CHAPTER 6
Spark is, at the moment, a star of the big data processing world. One could say it’s getting more and more popular by the day. It’s the most active open source big-data processing framework. A lot of this popularity is coming from a revolutionary idea at the heart of Spark, the idea that nodes in clusters, not just the disk, can share memory to process tasks.
One of Spark’s selling points is that it can process data up to one hundred times faster than other open source big data technologies available today. This is truly incredible and important progress. Through human history, every now and then a technology comes by that changes the world. Some of them turn it upside down; some of them give a small contribution that proves very important in the long run. To be honest I don’t know how to classify Spark, but it definitely changed a lot in the field of big data processing. Although Spark has been around for almost six years now, it has become incredibly popular by setting a record in the 2014 Daytona Gray Sort Challenge and beating Hadoop’s previous record by running on one tenth of instances. Until that challenge, I had only heard about Spark every now and then and didn’t know much about it. But when I heard about the record I started to look into it. That, and most of the cool people that I follow on Twitter started talking about it and combining it with Cassandra (and those two technologies go very well together). My feeling is that at the moment there are not that many Spark developers out there, so this book is more about an introduction to Spark along with a few more advanced topics. I felt I could contribute the most if I oriented myself towards Spark newcomers.

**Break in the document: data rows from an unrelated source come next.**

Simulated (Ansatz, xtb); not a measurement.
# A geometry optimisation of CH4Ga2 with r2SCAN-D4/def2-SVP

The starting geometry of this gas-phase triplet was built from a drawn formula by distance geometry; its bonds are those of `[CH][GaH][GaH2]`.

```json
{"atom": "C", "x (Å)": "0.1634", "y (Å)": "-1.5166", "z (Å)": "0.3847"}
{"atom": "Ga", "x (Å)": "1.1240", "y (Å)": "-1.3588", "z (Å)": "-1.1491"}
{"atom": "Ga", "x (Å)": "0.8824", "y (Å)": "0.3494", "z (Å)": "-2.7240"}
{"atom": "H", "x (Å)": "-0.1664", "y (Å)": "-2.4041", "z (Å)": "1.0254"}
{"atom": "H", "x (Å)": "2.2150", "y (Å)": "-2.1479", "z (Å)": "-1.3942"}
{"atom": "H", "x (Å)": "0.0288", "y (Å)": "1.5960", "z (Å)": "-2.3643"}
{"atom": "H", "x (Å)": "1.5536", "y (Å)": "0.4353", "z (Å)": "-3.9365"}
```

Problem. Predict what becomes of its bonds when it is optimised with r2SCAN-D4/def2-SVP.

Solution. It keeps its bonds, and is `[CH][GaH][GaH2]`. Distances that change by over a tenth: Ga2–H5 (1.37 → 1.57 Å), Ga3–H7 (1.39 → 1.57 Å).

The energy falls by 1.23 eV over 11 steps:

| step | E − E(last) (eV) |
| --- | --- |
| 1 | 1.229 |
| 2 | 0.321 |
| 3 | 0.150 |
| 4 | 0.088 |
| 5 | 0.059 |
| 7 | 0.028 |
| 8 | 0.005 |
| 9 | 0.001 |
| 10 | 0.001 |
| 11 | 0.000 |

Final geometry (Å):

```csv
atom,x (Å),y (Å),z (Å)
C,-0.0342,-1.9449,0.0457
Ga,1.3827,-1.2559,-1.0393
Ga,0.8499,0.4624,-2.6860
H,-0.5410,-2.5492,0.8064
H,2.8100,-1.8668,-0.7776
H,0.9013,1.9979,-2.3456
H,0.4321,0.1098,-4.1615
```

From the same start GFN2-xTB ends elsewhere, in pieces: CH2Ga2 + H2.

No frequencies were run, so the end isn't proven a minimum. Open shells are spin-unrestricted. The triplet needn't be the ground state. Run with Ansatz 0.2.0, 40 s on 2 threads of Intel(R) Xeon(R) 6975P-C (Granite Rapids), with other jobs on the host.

Recently I watched a talk by Brian Clapper on Spark. One of his statements was that the battle of NoSQL storage technologies is pretty much over, and the market is becoming pretty defined in that segment. In essence, past years yielded a solution for big systems to store all the data coming in. What I found important in his talk was he mentioned that processing wars are starting. After years of Hadoop dominating the world of data processing, new and exciting times are coming again. I hope this book provided you with solid foundations and opened the door to this exciting time.